# What Is a Quantitative Hypothesis?

Helen Akers
Helen Akers

A quantitative hypothesis contains a null and an alternative proposition that is either proved or disproved through statistical analysis. The process speculates that an independent variable affects a dependent variable and an experiment is conducted to see if there is a relationship between the two. This type of hypothesis is stated in numerical terms and has specific rules and limits. The null hypothesis is either rejected or accepted as a result of statistical data gathered during a set of experiments.

One of the main differences between a qualitative and a quantitative hypothesis is that it has very specific limits. An example of a null hypothesis might be "five additional hours of study time per week lead to a higher grade point average in college students." The alternative hypothesis would probably state "five additional hours of study time per week does not increase the grade point average of college students." In order to reject or accept the null hypothesis, experimental data would need to be recorded over a specified period of time.

Most studies that set out to test a quantitative hypothesis measure data based on statistical significance, which means there is a low possibility of error. In the case of proving or disproving the effect of study time on the grade point averages of college students, a control group would most likely be tested. The behaviors and environments of these groups are usually controlled by the researchers. Data would also be obtained from a group of students whose behaviors and environments were not controlled.

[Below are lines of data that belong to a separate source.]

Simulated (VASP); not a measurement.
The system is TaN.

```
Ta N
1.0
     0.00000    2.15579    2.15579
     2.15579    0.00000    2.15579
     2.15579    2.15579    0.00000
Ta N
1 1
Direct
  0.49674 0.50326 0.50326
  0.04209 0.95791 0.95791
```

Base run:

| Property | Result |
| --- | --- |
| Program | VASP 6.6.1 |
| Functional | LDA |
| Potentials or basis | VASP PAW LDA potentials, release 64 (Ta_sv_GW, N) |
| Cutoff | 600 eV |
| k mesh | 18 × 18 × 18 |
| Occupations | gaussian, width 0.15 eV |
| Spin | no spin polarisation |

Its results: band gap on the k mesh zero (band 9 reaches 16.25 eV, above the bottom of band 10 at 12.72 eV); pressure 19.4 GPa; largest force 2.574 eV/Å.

Since a quantitative hypothesis and research study rely on numerical data, the results of an experiment or surveys are translated into mathematical values. For example, many market research studies use scales that assign a numerical value to each response. A reply of "agree" may correspond to the number "4," while a response of "disagree" may correspond to the number "2." When all of the survey feedback is recorded and analyzed, a percentage based on the total amount of responses is then assigned to each number.

Statistical analysis is often used to examine the results of survey and experimental data. Whether the quantitative hypothesis is rejected or accepted is dependent on the numerical result of the analysis. For example, if the average grade point average must be at least 3.5 in order to prove that the amount of study time has a direct effect, an average of 3.45 would result in a rejection of the quantitative hypothesis.